So far in this series of posts and accompanying videos, I have introduced an overarching question about the nature of the UK constitution — and, in particular, about whether it is really as flexible as is commonly supposed — and have considered that question in relation to judicial review, the protection of human rights and the UK’s territorial constitutional arrangements. In this fifth, and penultimate, part of the series, I consider what we can learn about the UK’s constitution from its membership (and, latterly, departure from) the European Union.

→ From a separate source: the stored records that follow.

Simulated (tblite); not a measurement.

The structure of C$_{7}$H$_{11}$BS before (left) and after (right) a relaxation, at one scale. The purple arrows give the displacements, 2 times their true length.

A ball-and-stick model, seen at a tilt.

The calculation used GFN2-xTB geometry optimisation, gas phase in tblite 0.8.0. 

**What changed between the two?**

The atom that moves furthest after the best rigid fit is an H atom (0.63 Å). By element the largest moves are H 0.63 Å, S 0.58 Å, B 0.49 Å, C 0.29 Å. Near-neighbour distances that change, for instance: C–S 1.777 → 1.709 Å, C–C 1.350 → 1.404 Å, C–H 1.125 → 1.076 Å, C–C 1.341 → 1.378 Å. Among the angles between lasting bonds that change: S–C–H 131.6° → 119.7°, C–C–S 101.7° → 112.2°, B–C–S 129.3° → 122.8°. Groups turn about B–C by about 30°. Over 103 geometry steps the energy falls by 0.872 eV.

When discussing the territorial constitution, I concluded by suggesting that we can detect a paradox in that context: namely, that while parliamentary sovereignty is in one sense the ultimate guarantor of the constitution’s flexibility, the rigidity of the sovereignty principle itself may stand in the way of changes — such as a more genuine sharing or pooling of authority among the UK’s constituent territories — that might help to make the overall constitutional structure a less brittle one that can better accommodate growing demands for a less top-down approach to governance. When we turn to the UK’s membership of and exit from the EU, it is arguable that a different paradox emerges: the UK constitution’s interaction with the legal structures of the EU has served to reveal that the notion of parliamentary sovereignty is more malleable than had been previously assumed, yet the case law that reveals that malleability simultaneously identifies other featuresof the constitution that have a relatively durable quality (in that they may be resistant to exercises of parliamentary sovereignty).

At the core of this issue is the relationship between parliamentary sovereignty and the primacy of EU Law. In attempting to characterise that relationship, it is helpful — at least for the purpose of setting up the discussion — to consider two relatively extreme forms that it might take. On one view, we might see parliamentary sovereignty as having been an absolute obstacle to the acknowledgment of EU primacy. Such an approach would clearly emphasise the durability of this aspect of the domestic constitution — but would have carried the inconvenient consequence that full compliance with the requirements of EU membership had always been legally impossible for the UK. At the other extreme, we might regard EU primacy as something that overwhelmed the domestic sovereignty doctrine — in effect extinguishing it, at least for the duration of the UK’s membership of the EU. This is essentially the position adopted by Sir William Wade, who argued that there had been a constitutional ‘revolution’.

Perhaps unsurprisingly, domestic courts adopted an intermediate position — one that ascribes a form of primacy to EU law, but on terms that are compatible with (a particular view of) the domestic sovereignty doctrine. To begin with, the UK courts’ approach was a highly pragmatic one that paid little attention to questions of constitutional theory. Later, however, in cases such Thoburn v Sunderland City Council [2002] EWHC 195 (Admin), [2003] QB 151 and R (HS2 Action Alliance Ltd) v Secretary of State for Transport [2014] UKSC 3, [2014] 1 WLR 324, the courts showed greater willingness to engage with deeper constitutional questions in this area.  The HS2 case is particularly noteworthy, since it carries the implication that certain constitutional norms may enjoy a particular degree of fundamentality that placed them beyond the possibility of interference by EU law and makes them at least resistant, if not impervious, to interference by primary legislation enacted by the UK Parliament. This raises significant questions as to the potential extent of the fundamentality of any given constitutional norm — and, in particular, about whether any norms may exist that are not merely resistant but impervious to legislative disturbance.